Although parts of the trail system were littered with debris from the recent flooding of the St. John River, the trails were still great for a run, and took me past the University of New Brunswick (which is Canada’s oldest English Speaking University), towards downtown from my friend’s apartment where I was staying in the southeast part of the city. Although if I kept heading west I would have reached downtown, I changed course because I wanted to check out one of the trail’s most interesting features — a converted rail bridge. Just over half a kilometer long, the bridge was originally built in 1936 and was used for train traffic until CN gave it (and its other out-of-use rail lines) to the province for conversion.
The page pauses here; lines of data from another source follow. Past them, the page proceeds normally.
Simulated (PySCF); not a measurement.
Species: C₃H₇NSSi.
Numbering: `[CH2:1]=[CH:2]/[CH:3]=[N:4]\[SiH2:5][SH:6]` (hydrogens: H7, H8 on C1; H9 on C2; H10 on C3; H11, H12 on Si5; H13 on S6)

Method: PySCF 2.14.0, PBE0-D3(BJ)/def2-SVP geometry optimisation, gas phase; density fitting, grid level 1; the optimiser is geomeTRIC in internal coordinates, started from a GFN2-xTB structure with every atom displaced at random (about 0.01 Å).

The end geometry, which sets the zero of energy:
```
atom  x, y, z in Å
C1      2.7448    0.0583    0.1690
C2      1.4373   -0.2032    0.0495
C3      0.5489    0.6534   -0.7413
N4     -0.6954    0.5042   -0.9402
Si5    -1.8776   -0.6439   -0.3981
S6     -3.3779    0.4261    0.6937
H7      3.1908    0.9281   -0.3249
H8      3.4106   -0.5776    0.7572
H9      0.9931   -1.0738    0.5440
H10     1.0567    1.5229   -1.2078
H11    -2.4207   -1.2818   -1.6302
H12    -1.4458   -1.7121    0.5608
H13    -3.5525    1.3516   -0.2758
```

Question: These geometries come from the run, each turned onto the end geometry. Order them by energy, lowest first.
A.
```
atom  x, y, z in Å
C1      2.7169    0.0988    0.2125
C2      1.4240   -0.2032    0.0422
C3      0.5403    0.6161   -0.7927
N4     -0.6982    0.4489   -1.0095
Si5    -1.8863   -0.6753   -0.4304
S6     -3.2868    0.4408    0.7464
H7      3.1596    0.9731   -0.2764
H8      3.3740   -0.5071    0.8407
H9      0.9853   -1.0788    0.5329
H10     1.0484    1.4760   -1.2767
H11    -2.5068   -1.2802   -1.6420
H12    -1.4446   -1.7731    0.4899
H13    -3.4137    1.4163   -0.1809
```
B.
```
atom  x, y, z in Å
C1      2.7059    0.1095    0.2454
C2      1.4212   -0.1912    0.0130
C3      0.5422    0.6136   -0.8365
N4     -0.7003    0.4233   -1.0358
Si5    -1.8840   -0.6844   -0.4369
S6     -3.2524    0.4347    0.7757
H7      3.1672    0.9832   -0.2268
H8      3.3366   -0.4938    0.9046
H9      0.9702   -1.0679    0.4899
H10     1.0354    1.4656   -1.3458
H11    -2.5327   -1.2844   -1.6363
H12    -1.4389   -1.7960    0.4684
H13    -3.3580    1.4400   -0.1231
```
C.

The bridge is interesting because of its structure, as it was originally engineered to carry heavy locomotives but now creates a public space for pedestrians, joggers, and cyclists. The bridge is comprised of 8 repeating trussed bays, made of steel, that span between concrete posts, and a ninth, unique bay near the middle that used to swing open to allow boats through (the gears are still visible, as is the docking post where that section of the bridge used to rest when it was open). The truss work acts like a trellis, creating nice shade and interesting shadow patterns along the planked wooden deck, and because of the bridges width, rest areas with benches and information signs have been easily accommodated at points down the bridge’s sides. I thought the length of the bridge might have discouraged people from walking across it (at 0.58 km it is quite a long bridge by pedestrian standards), but as the only car-free pedestrian link between the north and south side of the city across the St. John River, it is extremely well used (at least on the day that I was there).

I particularly enjoyed the view from the centre of the bridge. It was a clear day, and the peaks of some of Fredericton’s historic buildings stood out nicely from their lush surroundings on the banks of the St. John River.



  1. I used to live in Fredericton, and definitely have fond memories of that bridge. It’s a lovely spot.

  2. I lived in Fredericton for two years before moving to Montreal. It’s too bad you didn’t get to go downtown, it’s small but Queen Street is a nice stroll. I used to always hear that the bridge is the world’s longest pedestrian only span but I highly doubt that claim. Perhaps the longest in New Brunswick or something.

  3. I remember the leaves wouldn’t come out until late May, normally, but this looks winter-like. I hope these are old pictures. If not, I feel sorry for my friends still living there.

    Did you get a chance to drive along the old trans-Canada? It’s the most beautiful view in New Brunswick, in my opinion.